Sunday, November 21, 2004

In the Week in Review section of The New York Times, business writer Eduardo Porter considers a thoroughly silly theory to explain America's religiosity -- and rejects, as obsolete, an explanation that seems perfectly satisfactory.

The silly notion:

...over the past 10 years or so a growing group of mostly American sociologists has deployed a novel theory to explain the United States' apparently anomalous behavior: supply-side economics. Americans, they say, are fervently religious because there are so many churches competing for their devotion....

Americans are more churchgoing and pious than Germans or Canadians because the United States has the most open religious market, with dozens of religious denominations competing vigorously to offer their flavor of salvation, becoming extremely responsive to the needs of their parishes.


Let's see: I'd need to travel less than a mile from my apartment here on the notoriously secular Upper West Side to attend a synagogue, a Catholic church, an Episcopal church, a Greek Orthodox church, a Baptist church (yes, really -- a block south of Zabar's!)... funny how this isn't making me any less of an atheist. Nor did the Catholic church that was across the street from me when I lived in the East Village (or the mosque that was just around the corner).

But I'm just one guy. Porter actually does a much more thorough job of debunking this nonsense -- even as he takes it seriously:

The free-market argument is not absolutely watertight, however. Islamic states, for instance, have very strong quasi-state churches and high religious participation. And some European sociologists argue that there is much more religious competition in Europe than the supply-siders acknowledge.

And in the United States, the most religious states and counties are those most dominated by a single denomination - Mormon, Baptist or Pentecostal - not those where there is most competition...


Reminds me of the caption of an old William Hamilton cartoon:

"You're leaving out one thing, Frank -- Asia."

Here's the rejected theory:

Old-school sociology holds that as nations become more prosperous, healthy and educated, demand for the support that religion provides declines.
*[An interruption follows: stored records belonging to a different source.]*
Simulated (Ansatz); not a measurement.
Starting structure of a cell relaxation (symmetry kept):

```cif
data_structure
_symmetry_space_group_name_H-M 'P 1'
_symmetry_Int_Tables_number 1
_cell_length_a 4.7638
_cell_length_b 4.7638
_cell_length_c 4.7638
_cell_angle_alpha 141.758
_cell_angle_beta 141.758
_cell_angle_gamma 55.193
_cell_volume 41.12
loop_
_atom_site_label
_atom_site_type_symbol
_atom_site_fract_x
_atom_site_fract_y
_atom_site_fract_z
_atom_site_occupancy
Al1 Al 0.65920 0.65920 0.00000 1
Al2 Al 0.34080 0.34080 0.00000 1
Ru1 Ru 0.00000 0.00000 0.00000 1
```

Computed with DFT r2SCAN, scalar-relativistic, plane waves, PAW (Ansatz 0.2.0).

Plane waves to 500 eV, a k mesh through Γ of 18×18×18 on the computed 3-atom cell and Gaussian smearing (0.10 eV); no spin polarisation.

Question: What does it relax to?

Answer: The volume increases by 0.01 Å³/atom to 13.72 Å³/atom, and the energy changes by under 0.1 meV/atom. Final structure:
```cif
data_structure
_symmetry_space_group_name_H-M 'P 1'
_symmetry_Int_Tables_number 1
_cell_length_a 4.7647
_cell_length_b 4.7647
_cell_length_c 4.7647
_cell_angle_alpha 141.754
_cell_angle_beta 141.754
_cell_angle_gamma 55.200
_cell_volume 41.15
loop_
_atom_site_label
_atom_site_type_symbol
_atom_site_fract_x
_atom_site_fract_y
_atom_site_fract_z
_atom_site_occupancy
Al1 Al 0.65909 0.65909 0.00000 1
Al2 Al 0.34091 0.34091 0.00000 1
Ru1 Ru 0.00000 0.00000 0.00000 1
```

Uh-huh. And what's happened to America, particularly red America in recent decades? The disappearance of manufacturing; the near-destruction of the union movement; the end of the social contract between employers and employees; lower pay and lost benefits, especially the loss of health insurance, in the jobs that remain.... Forget GDP growth -- in all those big, sparsely populated counties on the mostly red map of the U.S., things are simply worse for most people. (Yes, they're worse in other developed countries where secularism still prevails, but the safety net hasn't been eliminated, as it has here.)

Middle America is less prosperous -- and, apparently, more religious. Why entertain some crackpot notion that flatters theocrats and market-worshipers on the right when the old theory works just fine?